Wednesday, March 9, 2011

David Cassidy vs. Idi Amin - Steel Cage Match...or My Irrational Fears

Ever wonder where irrational fears come from?  You know the kind I’m talking about, like my sister’s fear of the word “tribunal.”    

I started thinking about that the other day when my friend mentioned David Cassidy was on Celebrity Apprentice.  Just the mention of his name brought flashes of terror.  I saw myself in a dark room – specifically the living room of my old childhood home –burgundy carpeting, the light from the TV casting an eerie glow, and “HEY!  I think I LOVE you!” playing in the background.  I don’t know exactly what happened that night while watching The Partridge Family, but I know something did, and I know this because my older sister was babysitting me.  Like any teenager, she was resentful of her chore and so I’m sure she took it out on me, all while The Partridge Family played innocuously in the background.  Scarred me for life.  (Thanks, sis!)

But that got me thinking about my other irrational childhood fear:  Idi Amin, the African general who staged a coup in Uganda in the 1970’s.  

Really?  Idi Amin, you ask.  Yes, Idi Amin Dada, to be perfectly correct (Thank you Wikipedia!).

Now, you have to understand I was much younger than my older siblings, so some of the stuff they watched was really not appropriate for a delicate child such as myself (yes, I typed that with a straight face).  Well, one night my other older sister was watching the news and a piece came on about Idi Amin’s takeover of Uganda and the terrible things he did to his own people. 
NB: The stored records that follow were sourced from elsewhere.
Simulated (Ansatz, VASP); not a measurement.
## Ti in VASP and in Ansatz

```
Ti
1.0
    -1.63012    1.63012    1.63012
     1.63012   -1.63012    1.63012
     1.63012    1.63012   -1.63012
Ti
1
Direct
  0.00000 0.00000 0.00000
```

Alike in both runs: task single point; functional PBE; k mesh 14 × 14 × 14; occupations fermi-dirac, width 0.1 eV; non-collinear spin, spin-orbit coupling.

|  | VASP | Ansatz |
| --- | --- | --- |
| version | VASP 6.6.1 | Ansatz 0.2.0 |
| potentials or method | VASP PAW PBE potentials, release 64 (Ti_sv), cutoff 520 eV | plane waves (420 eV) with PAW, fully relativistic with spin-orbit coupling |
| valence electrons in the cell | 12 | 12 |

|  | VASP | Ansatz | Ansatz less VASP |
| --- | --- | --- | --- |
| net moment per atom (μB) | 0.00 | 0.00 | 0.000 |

Scared the bejeezus out of me.  I made the mistake of asking my sister about him and her answer was:  “He’s an insane maniac who kills a lot of people.”  Insane, I gulped. Maniac?  I guess I should have better articulated, “But WHERE is he?” because at the age of eight, I had no idea where Africa was.   

I mean, how did I know that the chances of Idi Amin hopping a Jeep and DRIVING from Uganda to our tiny house in Massachusetts were pretty slim?  No one shared that tidbit with me.  I spent YEARS terrified of him.  I would cringe whenever I saw him on the news and wonder just how far away he was and when he would get to our house.   Stupid fear?   Most definitely…but a vivid one to this day.

I guess most irrational fears come from misinformation…well, all except the David Cassidy one because I’m SURE my sister must have tied me up and poked me with pins or something while the Partridges boarded their multicolored bus to head to their next gig.  

But that Idi Amin thing…that was real.  Now I look at it and laugh (kinda).  I can tuck that one away and say, “Heh.  You’ve got nothing to be afraid of.  That was just a stupid scary thing from when you were a kid.”   

Rationalizing is a wonderful thing…when you can do it.

Just don’t talk to me about killer bees.

1 comment:

  1. Nothing irrational about fear. Reminds me of the B movie title, "The Werewolves are Coming, the Rats are Here."
    You were a sane child compared to me. I remember a picture of Idi playing basketball with heads in a National Lampoon and even though I knew it was bad taste humor, it gave me a chill. If you saw Cassidy on Apprentice your fears would see that your fear was valid. Who knew a troll like that lived behind the 70s Bieber hair and Pepsodent smile?
    My fears were cerebral nightmares, her's a taste.
    -inanimate objects: from the wax indians at Plymoth Plantation to the figures in Filene's windows, I couldn't stop screaming.
    -bugs: I saw an illustration of a family having a BBQ in front of their house that was seated on a great expanse of green. The picture then magnified the image of bugs that lived beneath until they were twice the size of the house. All I could think of was these bugs, bigger than Buicks under my feet. Arrr!
    -Fantastic Voyage: my little mind would contemplate the oposite extreme. I saw a parody of the movie in a Mad magazine. In the frame the submarine was floating through the iris of a man. All I needed to think of was people floating around inside of me and I was off like a rocket.
    I'm comparitively better now but I stillI wonder why I'm allowed to walk among you all. Oh yeah, I remember, we're all batsh*t crazy on tiger blood.
    Just don't talk to me about Bozo and clowns.